Master the lost volume seller doctrine and UCC § 2-708(2) lost profits damages with this foundational case on seller's remedies.
Neri v. Retail Marine Corp. (1972) is the leading case on lost profits damages under UCC § 2-708(2), establishing the "lost volume seller" doctrine. The case addresses when a seller who resells goods after a buyer's breach can still recover lost profits from the breaching buyer.
This New York Court of Appeals decision is essential for understanding seller's remedies in contracts for the sale of goods and the concept that sellers with unlimited inventory can be compensated for each lost sale, not just the difference between contract and resale price.
Neri v. Retail Marine Corp., 30 N.Y.2d 393, 285 N.E.2d 311 (1972)

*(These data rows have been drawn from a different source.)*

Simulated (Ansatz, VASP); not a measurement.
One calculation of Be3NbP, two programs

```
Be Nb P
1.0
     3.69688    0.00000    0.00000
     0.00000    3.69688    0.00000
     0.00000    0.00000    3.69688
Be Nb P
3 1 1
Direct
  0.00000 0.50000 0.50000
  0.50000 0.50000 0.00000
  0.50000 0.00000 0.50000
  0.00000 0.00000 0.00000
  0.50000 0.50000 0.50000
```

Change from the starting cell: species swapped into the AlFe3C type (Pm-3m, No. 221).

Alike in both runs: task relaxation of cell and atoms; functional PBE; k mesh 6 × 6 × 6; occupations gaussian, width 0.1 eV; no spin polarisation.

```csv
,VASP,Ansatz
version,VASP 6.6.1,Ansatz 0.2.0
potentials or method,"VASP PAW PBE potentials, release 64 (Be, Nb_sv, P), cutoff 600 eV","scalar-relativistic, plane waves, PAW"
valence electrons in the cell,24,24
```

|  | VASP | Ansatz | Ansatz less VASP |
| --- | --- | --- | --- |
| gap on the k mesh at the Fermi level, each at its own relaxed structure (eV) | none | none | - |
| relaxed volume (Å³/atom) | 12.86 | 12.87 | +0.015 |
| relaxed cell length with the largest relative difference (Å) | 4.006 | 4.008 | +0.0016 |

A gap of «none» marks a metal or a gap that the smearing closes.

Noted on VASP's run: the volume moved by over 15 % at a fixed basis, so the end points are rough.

Neri contracted to buy a boat from Retail Marine Corporation for $12,587.40. He made a $40 deposit but later repudiated the contract before taking delivery. Retail Marine kept the $40 as a deposit but also sued for lost profits of $2,579, plus incidental damages of $674. Retail Marine eventually sold the same boat to another buyer for the same price four months later. Neri argued that since the boat was resold for the same price, Retail Marine suffered no damages beyond the deposit.
Can a seller recover lost profits under UCC § 2-708(2) when the goods are resold at the same price, particularly when the seller is a "lost volume seller" who could have made both sales?
Under UCC § 2-708(2), when the resale remedy under § 2-706 is inadequate to put the seller in as good a position as performance would have, the seller may recover lost profits plus incidental damages, with credit for payments made by the buyer. A "lost volume seller" - one with unlimited inventory who could have made both the breached sale and the substitute sale - can recover lost profits even when reselling for the same price.
The court held that Retail Marine could recover lost profits under § 2-708(2) because it was a lost volume seller. Even though the boat was resold for the same price, Retail Marine lost one sale and thus one profit. The court awarded damages of $2,579 in lost profits plus $674 in incidental damages, minus the $40 deposit retained.
The court reasoned that UCC § 2-708(2) is designed to provide adequate compensation when other remedies fail to do so. Here, the contract-market differential remedy would yield zero damages, but this would not fairly compensate the seller. Retail Marine had an unlimited supply of boats - it could have sold to both Neri and the subsequent buyer. Therefore, Retail Marine lost the profit from one sale due to the breach. The court emphasized that § 2-708(2)'s purpose is to put the seller in as good a position as performance would have, which requires awarding lost profits to lost volume sellers. The subsequent resale was irrelevant because it would have occurred anyway, independent of the breach.
Neri established the lost volume seller doctrine in American law, recognizing that sellers with unlimited or substantial inventory suffer real economic loss even when goods are resold at the same price. The case is foundational for understanding UCC § 2-708(2) and seller's remedies generally. It demonstrates that the goal of contract damages is to put the injured party in the position they would have been in had the contract been performed, which for lost volume sellers means recovering the lost profit from the breached transaction.
A lost volume seller is a seller with sufficient inventory or capacity to have made both the breached sale and any substitute sale. Because they could have made both sales, the breach causes them to lose one unit of profit, even if they resell at the same price.
The contract-market differential (§ 2-708(1)) would yield zero damages because the resale price equaled the contract price. But this wouldn't compensate the seller for the lost profit, which is why § 2-708(2) provides an alternative remedy for situations where the standard measures are inadequate.
The seller must prove they had the capacity to make both sales - that is, they had sufficient inventory or could have obtained the goods to fulfill both transactions. If the seller would have had to choose between buyers, they are not a lost volume seller.
The case shows that mitigation doesn't always reduce damages. For lost volume sellers, the resale is not truly a mitigation because it would have occurred anyway. The breach still causes the loss of one profit, which the seller is entitled to recover.
Neri v. Retail Marine Corp. remains the leading case on lost volume sellers and UCC § 2-708(2) lost profits damages. The case teaches important principles about seller's remedies and the goals of contract damages - to put the injured party in the position they would have been in had the contract been performed.
Understanding Neri is essential for law students studying the UCC and seller's remedies, as it establishes fundamental principles about when lost profits are appropriate and how courts calculate damages to achieve full compensation for breach.